Now that I’m in my 40s, I am looking to maintain my health. But in my earlier, less wise years, I pushed to be the best. To be the strongest. To be the biggest. The more pain I felt only proved to myself that I wasn’t an average gym junkie.
Back to present-day, my new indoor bike connects to live or on-demand classes. It contains many features, one of which allows you to see your placement amongst the other participants. I used to think I was an exceptional rider, after all, I was an instructor at a local community centre. But my indoor bike app calculates my efforts to sit right in the middle of my peers. Each class I push harder. I’m breathless and drenched, yet I still rank in the middle.
I once competed in the Tour of Terra Cotta’s beginner race, albeit I came in last, but I was so proud to have finished. So why is being average not enough for me, on a bike app?
What does average mean to me? It means, I’m not fast or strong enough to reach the top ten. But who tells me I have to be number one? I don’t have anyone tsk-tsking and pressuring me.
I believe we judge ourselves. With access to social media, we see “our friends” with bigger houses, faster cars, designer clothes, and even wonderful careers and relationships. Their lifestyles look so glamorous.
Or perhaps we’re judging against our younger selves, what we used to look like before our facial lines settled; what we hoped to achieve; never realizing our ‘what ifs’.

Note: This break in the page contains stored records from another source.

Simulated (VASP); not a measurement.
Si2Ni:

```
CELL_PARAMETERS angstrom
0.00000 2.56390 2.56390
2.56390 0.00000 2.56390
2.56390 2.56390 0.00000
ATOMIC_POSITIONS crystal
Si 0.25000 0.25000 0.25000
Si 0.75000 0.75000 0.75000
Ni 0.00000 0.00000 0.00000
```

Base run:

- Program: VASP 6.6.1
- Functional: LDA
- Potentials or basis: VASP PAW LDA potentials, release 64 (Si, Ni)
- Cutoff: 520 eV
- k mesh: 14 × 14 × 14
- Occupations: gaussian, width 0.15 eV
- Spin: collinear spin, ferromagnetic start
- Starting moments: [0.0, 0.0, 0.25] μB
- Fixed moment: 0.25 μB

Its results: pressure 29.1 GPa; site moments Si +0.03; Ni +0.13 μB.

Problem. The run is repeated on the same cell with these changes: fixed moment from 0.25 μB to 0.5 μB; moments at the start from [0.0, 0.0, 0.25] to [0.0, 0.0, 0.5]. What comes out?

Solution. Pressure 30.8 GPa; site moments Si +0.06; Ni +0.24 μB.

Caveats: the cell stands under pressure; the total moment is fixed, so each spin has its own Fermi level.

And so, as I try to catch my breath while cycling in my virtual class, I decide to turn off the ranking feature of the app. With whom am I competing, in life and in cycling, anyway? Our choices have brought us to our present-day selves. Maybe you should be asking, “Am I happy?” If you’re not, then make changes in your life rather than accepting it and being complacent. One small step is till farther than no steps at all, or in my case, pedal.